A Eulogy to our Mother

by Alice Florio Magner

Mary Florio was someone different to each of her children, her sisters and brothers and her friends.

Listening to her children discuss her, you would think we were talking about a person the others didn’t know. Her two oldest were always “put upon.” I remember¬† when she would ask my older brother Anthony to bring in wood for the stove on which she cooked all our meals and for the furnace which heated our home. He would grumble. Especially if he was gluing tiny pieces of balsa wood for his model airplanes. Mother would kindly say, “That’s all right, I’ll go and get the wood myself.” In a flash he would be out the door without a cross word.

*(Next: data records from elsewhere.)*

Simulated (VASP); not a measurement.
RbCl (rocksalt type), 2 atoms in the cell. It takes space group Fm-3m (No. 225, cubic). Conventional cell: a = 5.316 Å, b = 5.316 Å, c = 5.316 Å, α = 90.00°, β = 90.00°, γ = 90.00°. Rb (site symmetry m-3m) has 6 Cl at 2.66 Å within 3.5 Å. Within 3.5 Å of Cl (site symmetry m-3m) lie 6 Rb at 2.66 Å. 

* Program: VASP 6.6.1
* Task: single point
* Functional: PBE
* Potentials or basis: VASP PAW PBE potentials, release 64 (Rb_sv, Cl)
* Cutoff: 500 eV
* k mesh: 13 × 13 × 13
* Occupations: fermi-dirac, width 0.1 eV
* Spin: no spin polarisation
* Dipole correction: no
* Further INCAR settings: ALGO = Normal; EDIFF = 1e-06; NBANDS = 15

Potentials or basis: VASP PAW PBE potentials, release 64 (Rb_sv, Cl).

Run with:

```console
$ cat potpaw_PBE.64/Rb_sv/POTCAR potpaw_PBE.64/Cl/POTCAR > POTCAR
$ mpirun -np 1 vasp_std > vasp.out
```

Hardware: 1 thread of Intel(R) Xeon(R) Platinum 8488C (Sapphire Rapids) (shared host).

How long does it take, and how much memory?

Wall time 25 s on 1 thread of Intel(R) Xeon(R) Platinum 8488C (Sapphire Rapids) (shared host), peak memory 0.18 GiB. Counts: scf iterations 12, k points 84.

My sister Phyllis missed many outings with her friends because she was the “built-in baby sitter.” This situation instilled in her the love of books she has to this day. Also, because she was “in” so much, Phyllis became our private seamstress, a talent taught to her by our grandmother DiBianco. We all benefitted from that talent. Ask Anthony how he would take his time picking out the feed bag which would make the best shirt.

My sister Betty was a wonder to behold on her horse. My Mother loved seeing her ride. She was such a good sport person as a young woman. Always very focused on what she wanted from life. When she saved a young girl from drowning, the family heard about it from neighbors. Mother always used Betty as an example when she talked about self-esteem and what a person could become.

My sister Lee will admit that she has secregtarial skills, cooking skills, and plays a great piano thanks to her Mother. She was encouraged to go against her brothers and sisters and attend Commercial High which was not the popular choice. Mother laughed at us and stood by Lee. A piano was always in the house and Mother encouraged her to play. “She can play by ear” was Mother’s praise of Lee. And, we all agree, that Lee carries on the tradition of being my Mother’s culinary heiress.

My sister Mary Anne and brother John were the youngest in the family and there was a large gap in ages from the original five. We all helped Mother pamper, play, and scold these two. My Mother had time for May Anne and trotted her off to photographers every chance. Her clothers were bought with great care. She was my Mother’s toy. But John was her favorite child. She had time to enjoy his piano playing, to be proud of his excellence at school and his very nature suited everything she loved in life. They would argue and talk and always be on the same “wave length.” When Mary Anne died, it was John who suffered her doting ways, her fear of the unexpected, and her need to keep him close.

We all knew her by her generosity. She shared her marvelous cooking with everyone. Ask Patti Levey Lebow about her pizza. I will hear her singing in her kitchen in my mind forever. She shared her winnings from the lottery to Hai Alai with all. My trip to Ireland and England was underwritten by my Mother. My Mother was quick to forgive. When we moved to Orange, she received many phone calls of a “derogatory nature.” “They have nothing better to do with their time” she would say and quietly hang up the telephone. She never indulged in petty gossip. “If you can’t say anything nice, don’t say anything at all” was her constant reminder to us. Her family and friends meant everything to her, and she was loyal to each of us. Her flair for life was especially felt by me when we would sit on the bench near the pond and she would smile and say so softly, “We are on a boat at sea.” She always could think of a verse when asked a question and can see her with her friend, Christine Stebbins, at my dance recitals. She always had red roses for me. She encouraged me to be myself and always stood by me in the choices I made in life.

Rosiland Russel said,

“The joy of life is a women’s best cosmetic.”

I believe my Mother to be the most beautiful person I have ever known.